Debt Forgiveness for Poorest Nations Only a First Step
WASHINGTON, Oct 1 (IPS) – Poor countries might need increased grants and an end to lending conditions imposed by public lenders like the World Bank (news – web sites) and IMF (news – web sites) if a proposal to cancel their debts is to really work towards ending poverty, say analysts.
The United States, the most powerful of the Group of Seven (G7) most industrialised countries that control Third World debt and whose governments dominate the executive boards of public lenders, said publicly for the first time Thursday that it is pushing for expanded debt relief for poor countries.
…In 2002, developing countries in Africa, Asia-Pacific, Latin America and the Caribbean received 58 billion dollars in loans and development aid, but paid 324 billion dollars to service debts from old loans, according to the World Bank and IMF.
…Sachs says that asking poor nations to continue to repay their debts so that the World Bank can loan them the same money again or lend it to another impoverished country ”makes no sense.”

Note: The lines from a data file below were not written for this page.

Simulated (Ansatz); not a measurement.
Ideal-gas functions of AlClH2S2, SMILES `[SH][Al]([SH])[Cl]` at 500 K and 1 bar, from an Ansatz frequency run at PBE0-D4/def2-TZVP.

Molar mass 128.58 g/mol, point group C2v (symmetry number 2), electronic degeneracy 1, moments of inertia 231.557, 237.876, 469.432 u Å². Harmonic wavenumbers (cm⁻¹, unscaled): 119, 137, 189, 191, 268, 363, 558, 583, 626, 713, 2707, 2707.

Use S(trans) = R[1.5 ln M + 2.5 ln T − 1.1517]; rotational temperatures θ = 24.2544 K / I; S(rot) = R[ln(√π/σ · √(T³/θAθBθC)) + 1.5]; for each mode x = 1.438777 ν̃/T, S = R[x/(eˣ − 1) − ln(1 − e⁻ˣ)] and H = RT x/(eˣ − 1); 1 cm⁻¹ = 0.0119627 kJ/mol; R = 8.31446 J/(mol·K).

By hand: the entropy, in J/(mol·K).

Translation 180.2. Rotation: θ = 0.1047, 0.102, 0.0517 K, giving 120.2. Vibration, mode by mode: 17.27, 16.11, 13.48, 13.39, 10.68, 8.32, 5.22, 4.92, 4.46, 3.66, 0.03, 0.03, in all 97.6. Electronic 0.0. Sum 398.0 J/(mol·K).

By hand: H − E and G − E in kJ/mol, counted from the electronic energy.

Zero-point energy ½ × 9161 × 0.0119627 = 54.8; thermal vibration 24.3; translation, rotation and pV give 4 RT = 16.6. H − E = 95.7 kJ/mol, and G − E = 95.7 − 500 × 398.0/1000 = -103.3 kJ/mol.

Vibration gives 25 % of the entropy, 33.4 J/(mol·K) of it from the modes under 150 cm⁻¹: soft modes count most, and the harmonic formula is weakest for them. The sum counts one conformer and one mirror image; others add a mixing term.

”The only thing that makes sense is the net transfer of resources from rich to poor countries, not the transfer of resources from impoverished countries to other impoverished countries,” he added.
…The same sentiment was echoed by Britain’s ‘Economist’ magazine. ”The truth is that poor countries need more resources from the rich,” it said.
”If competition to sound most generous leads rich countries to put more money in the aid pot, then it is worth pursuing. But HIPC debt relief alone is no panacea,” added the magazine.
‘Generous.’ Yeah right.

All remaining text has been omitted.